Tuesday, November 2, 2010

Stephen Farrell











This is a designer I might be looking at for my dissertation, which is going to be about how illegible type, hand made type and diverse formats of type can fit into mainstream graphic design and text formats, such as novels, where they need to be easily read.

Stephen Farrell is a graphic designer, typographer and collaborative writer. With Steve Tomasula he released the novel, VAS: An Opera in Flatland. Farrell questions the way structure of narrative effects how words are communicated and sentences are read, and in this novel he uses a completely unique page layout. He is interested in how the reader and viewer can be given a real experience with combined text and image. He experiments with the balance of flowing readability and a visually invigorating format.

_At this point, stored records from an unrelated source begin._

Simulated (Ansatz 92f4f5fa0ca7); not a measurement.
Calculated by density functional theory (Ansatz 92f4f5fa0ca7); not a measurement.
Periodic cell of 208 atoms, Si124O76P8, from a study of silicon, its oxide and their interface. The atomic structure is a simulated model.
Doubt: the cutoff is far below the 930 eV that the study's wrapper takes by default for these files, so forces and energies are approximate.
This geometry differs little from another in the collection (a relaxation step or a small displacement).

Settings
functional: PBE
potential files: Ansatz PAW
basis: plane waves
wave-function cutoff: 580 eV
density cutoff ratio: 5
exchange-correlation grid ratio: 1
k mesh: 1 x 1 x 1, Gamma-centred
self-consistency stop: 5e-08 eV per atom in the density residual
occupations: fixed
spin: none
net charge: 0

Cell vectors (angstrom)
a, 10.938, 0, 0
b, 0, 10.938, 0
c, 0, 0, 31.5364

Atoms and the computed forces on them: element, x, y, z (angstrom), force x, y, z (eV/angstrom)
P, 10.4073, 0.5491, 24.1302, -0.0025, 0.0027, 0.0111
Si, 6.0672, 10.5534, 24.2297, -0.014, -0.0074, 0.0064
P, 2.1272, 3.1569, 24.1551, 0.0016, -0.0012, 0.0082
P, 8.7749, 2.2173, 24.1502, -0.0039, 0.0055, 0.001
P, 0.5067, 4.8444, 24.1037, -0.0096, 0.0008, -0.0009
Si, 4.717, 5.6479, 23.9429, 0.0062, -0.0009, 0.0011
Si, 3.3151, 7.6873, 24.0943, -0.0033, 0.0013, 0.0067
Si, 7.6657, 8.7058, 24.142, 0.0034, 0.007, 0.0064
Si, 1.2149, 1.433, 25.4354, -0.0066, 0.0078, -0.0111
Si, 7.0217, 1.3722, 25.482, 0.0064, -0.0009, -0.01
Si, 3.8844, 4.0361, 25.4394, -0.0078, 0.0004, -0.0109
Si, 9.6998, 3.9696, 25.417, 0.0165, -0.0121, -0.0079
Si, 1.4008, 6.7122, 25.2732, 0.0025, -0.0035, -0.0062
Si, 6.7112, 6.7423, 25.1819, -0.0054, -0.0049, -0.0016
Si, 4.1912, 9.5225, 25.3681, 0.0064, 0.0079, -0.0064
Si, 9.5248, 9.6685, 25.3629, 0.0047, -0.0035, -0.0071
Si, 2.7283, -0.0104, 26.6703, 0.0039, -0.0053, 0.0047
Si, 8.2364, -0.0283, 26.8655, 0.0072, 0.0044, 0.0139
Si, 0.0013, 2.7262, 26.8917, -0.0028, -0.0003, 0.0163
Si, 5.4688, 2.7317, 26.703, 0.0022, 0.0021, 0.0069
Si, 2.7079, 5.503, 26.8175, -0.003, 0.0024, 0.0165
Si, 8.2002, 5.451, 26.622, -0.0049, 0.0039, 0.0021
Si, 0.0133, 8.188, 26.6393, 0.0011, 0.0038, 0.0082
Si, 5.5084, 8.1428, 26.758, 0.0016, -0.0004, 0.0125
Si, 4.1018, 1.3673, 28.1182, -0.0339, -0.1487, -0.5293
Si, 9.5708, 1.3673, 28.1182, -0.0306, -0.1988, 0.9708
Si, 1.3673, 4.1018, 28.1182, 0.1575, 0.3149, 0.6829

Stephen Farrell - "Simply put, I write stories and explore critical ideas with design. I’m interested in taking traditional literary forms, the short story, the novel, the critical essay, and remaking these forms to include the methodologies, the vocabularies—the possibilities—of design. In the literary realm, writing and design are usually two distinct, non-overlapping activities. Most of the book pages designers labor over could be characterized as non-places. These book pages, although skillfully crafted, work tremendously hard to transport the reader to a transparent realm of language, dissolving the spatial and material aspects of the page. A lot of the work that I do pushes against this transparency and manages the flow of reading in different ways. My work still acknowledges that reading is about flow, and that one of design’s chief objectives is to manage and facilitate this flow. However, the strategies I use—the way I manipulate flow, arrange and organize texts, and employ a spatial approach to the page not unlike staging in theater —often encourage both linear and non-linear movement. Simultaneous stories may interweave, images and information graphics may interject. How this spatial, imagetext experience collides or coincides with the linearity of reading is of prime interest to me."